FRESNO — Pacific Gas and Electric Company (PG&E) is cautioning those who live or work near rivers and streams to be aware of higher flows brought on by recent rains and potentially spilling reservoirs.

It is possible that PG&E’s Bass Lake/Crane Valley Dam will reach spill levels Wednesday or Thursday as heavy warm rains melt recent snowfall.

Currently the water level at Bass Lake is at 3,364.23 feet of elevation, says PG&E. The spill gates are located at 3,365.7 feet, and inflows are slowly increasing.

“It’s not unusual for PG&E‘s reservoirs to spill during the wettest parts of normal winters, because they tend to have less storage and are located at much higher elevations than state and federal multi-year water storage reservoirs like Millerton Lake and Pine Flat,” says PG&E spokesman Denny Boyles.

“PG&E’s reservoirs are designed to capture rain and snow melt runoff in winter, spring and early summer to generate clean, renewable hydroelectric power.”

Water Safety Tips –

  • Sudden immersion in cold water can stimulate the “gasp reflex,” causing an involuntary inhalation of air or water. It can even trigger cardiac arrest, temporary paralysis, hypothermia and drowning. When faced with swift water, even the strongest swimmers may be easily overwhelmed.
  • Cold water entering the ear canal can cause vertigo and disorientation. This may confuse swimmers, causing them to venture deeper into the water.
  • Recreating in PG&E canals and flumes is strictly prohibited. Stay out of canals and flumes, which are very dangerous due to slippery sides and fast moving water.

Flood Watch

A Flood Watch is in effect for the foothills of the Sierra Nevada from Yosemite to Kings Canyon and Tulare County Mountains, from 4 a.m. on Wednesday, Feb. 13 through 10 a.m. Thursday, Feb. 14. This includes the Mariposa, Madera, and Fresno County Foothills, the Tulare County Foothills, and the Kern County Mountains.

A Flood Watch means there is a potential for flooding based on current forecasts.

The Flood Watch reaches the towns of Bass Lake, Coarsegold, Fish Camp, Mariposa, North Fork, Oakhurst, Tuolumne Meadows, and Wawona, as well as Squaw Valley, Auberry, Springville, Three Rivers, Tehachapi, Lake Isabella, Devils Postpile, Florence Lake, Lake Thomas Edison, Camp Nelson, Giant Forest, Lodgepole, Grant Grove, and Johnsondale.

Light to moderate rain will begin this evening, Tuesday, Feb. 12. Heavy rain will hit the area Wednesday afternoon and persist through Thursday morning. Rain on top of snow will potentially create flooding concerns in the Southern Sierra Nevada below 5,000 feet.

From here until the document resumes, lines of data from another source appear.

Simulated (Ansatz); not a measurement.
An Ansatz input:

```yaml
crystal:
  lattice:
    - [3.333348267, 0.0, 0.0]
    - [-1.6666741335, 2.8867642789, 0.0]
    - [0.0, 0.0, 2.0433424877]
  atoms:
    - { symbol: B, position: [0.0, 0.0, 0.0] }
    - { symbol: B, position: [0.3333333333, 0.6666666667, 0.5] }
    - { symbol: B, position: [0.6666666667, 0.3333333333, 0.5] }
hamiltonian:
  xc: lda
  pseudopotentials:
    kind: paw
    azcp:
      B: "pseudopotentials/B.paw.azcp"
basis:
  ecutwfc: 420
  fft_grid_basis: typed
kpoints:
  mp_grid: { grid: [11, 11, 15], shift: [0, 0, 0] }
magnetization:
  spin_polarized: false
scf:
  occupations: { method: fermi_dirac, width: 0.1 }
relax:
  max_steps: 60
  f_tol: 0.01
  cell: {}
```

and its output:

Rivers and streams will rise on Wednesday as rain increases through the day. Street flooding and mudslides are also possible in foothill communities.

Monitor the latest forecasts and be alert for possible Flood Warnings. Those living in areas prone to flooding should be prepared to take action should flooding develop.

Winter Storm Warning

The NWS has issued a Winter Storm Warning for the Sierra Nevada from Yosemite to Kings Canyon and Tulare County Mountains above 5,000 feet, beginning at 4 a.m. on Wednesday, Feb. 13 and in effect through Thursday evening, Feb. 14.

A Winter Storm Warning for snow means severe winter weather conditions will make travel very hazardous or impossible. If you must travel, keep an extra flashlight, food and water in your vehicle in case of an emergency.

Heavy snow is possible above 5,000 feet. Total snow accumulations of up to 1 foot possible from 5,000 to 7,000 feet, 1 to 3 feet from 7,000 to 8,000 feet, between 3 to 5 feet above 9,000 feet, with the possibility of up to 7 feet of snow expected. Winds could gust as high as 70 miles per hour above 9,000 feet.

Continue to monitor the latest forecasts for the most up-to-date information.

Travel could be very difficult to impossible. The hazardous conditions may impact the morning and evening commute. Very strong winds could cause cause extensive damage to trees and power lines.

One comment

  1. http://basslakeca.com/lake.html indictes the full elevation of Bass Lake is 3376′ 8″. Why is there a disparity between 3365.7′ and the full elevation of 3376′ 8″. I am sure there is an explanation. Can anyone explain the distinction between the two levels?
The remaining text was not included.